A dispatch from Noah Adams, blogging from the Gulf Coast:
If you're on the beach in Mississippi at sunrise you can watch the tops of the clouds turn pink and then rose. Waveland and Bay St. Louis are neighbor communities linked by a white sand beach. No high-rise condos (yet). It's one of the few really quiet oceanfronts along the Gulf.
It was a year ago this morning that Katrina made her final landfall, traveling north on a straight line from Buras, La., where we left off last night. The hurricane came ashore on the Louisiana-Mississippi line a few miles from here, pushing a storm surge that was 25 feet high with angry waves on top. Fifty-six people died here in Hancock County. It was 9:45 a.m. when the storm hit and I've always been told "we were grateful for daylight because if it was dark, people couldn't have seen where to swim to or what was coming at them and lots more would have been killed."
NPR's Melissa Block and her colleagues Andrea Hsu and Ivan Burketh made it here that week by Thursday. You can listen to her story from a year ago, and today on All Things Considered you'll hear her update, from a visit last week.

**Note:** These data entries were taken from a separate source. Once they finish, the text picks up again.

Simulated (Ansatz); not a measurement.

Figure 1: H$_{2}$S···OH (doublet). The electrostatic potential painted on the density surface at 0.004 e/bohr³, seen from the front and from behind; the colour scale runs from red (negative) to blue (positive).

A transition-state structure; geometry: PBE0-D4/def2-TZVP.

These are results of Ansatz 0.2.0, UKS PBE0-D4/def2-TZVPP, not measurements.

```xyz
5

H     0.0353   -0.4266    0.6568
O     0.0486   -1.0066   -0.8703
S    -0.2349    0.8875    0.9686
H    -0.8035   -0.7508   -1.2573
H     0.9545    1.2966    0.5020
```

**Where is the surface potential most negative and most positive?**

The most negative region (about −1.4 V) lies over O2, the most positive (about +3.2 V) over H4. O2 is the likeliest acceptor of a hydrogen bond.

On Waveland Beach this morning, people have gathered on bleachers and folding chairs for an ecumenical memorial service. The view is to the southeast out over the Mississippi Sound and the bright sun now sparkles across the water, highlighting the still-shattered piers. The people are dressed up as if for church — the scent of cologne mixes with salt in the wind. There are lots of hugs; people seem ready to laugh and to cry. Volunteers are in the audience. One woman wears a blue T-shirt: Katrina Relief Mission Pittsburg PA. And among the prayers and tributes, a Catholic priest says, "Father, we thank you for the angels you have sent us."